Fascinating read, raising interesting observations on different levels:
At Facebook, data warehouse means Hadoop and Hive.
Our warehouse stores upwards of 300 PB of Hive data, with an incoming daily
rate of about 600 TB.
I don’t see how in-memory solutions, like Hana, will see their market expanding.
In the Enterprise Data Warehouses and the first Hadoop squeeze, Rob Klopp predicted a squeeze of the EDW market under the pressure of in-memory DBMS and Hadoop. I still think that in-memory will become just a custom engine in the Hadoop toolkit and existing EDW products.
On the always mentioned argument that “not everybody is Facebook”, I think that the part that is hidden under the rug is that today’s size of data is the smallest you’ll ever have.
In the last year, the warehouse has seen a 3x growth
in the amount of data stored. Given this growth trajectory, storage
efficiency is and will continue to be a focus for our warehouse
At Facebook’s scale, balancing availability and costs is again a challenge. But there’s no mention of network attached storage.

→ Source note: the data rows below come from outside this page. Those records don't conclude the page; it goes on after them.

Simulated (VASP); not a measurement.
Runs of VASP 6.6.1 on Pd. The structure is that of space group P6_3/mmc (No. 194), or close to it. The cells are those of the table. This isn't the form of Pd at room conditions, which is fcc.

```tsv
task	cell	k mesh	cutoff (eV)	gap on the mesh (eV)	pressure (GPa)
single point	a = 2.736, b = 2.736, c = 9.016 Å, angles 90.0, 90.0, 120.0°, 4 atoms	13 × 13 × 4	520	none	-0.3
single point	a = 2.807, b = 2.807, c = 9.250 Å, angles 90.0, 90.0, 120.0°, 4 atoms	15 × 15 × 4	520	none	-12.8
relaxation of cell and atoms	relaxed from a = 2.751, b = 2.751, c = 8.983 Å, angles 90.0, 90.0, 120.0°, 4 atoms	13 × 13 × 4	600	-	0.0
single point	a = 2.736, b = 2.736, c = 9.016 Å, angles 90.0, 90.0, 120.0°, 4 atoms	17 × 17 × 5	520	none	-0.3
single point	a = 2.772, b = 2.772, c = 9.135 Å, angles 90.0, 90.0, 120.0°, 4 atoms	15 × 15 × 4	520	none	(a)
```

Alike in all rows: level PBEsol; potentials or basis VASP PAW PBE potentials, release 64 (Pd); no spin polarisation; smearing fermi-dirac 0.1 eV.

There are many areas we are innovating in to improve
storage efficiency for the warehouse – building cold
storage data centers, adopting techniques like RAID in
HDFS to reduce replication ratios (while maintaining high
availability), and using compression for data reduction
before it’s written to HDFS.
For the nits and bolts of effectively optimizing compression, read the rest of the post which covers the optimization Facebook brought to the
There seem to be two competing formats at play: ORCFile (with support from Hortonworks and Facebook) and Parquet (with support from Twitter and Cloudera). Unfortunately I don’t have any good comparison of the two. And I couldn’t find one (why?).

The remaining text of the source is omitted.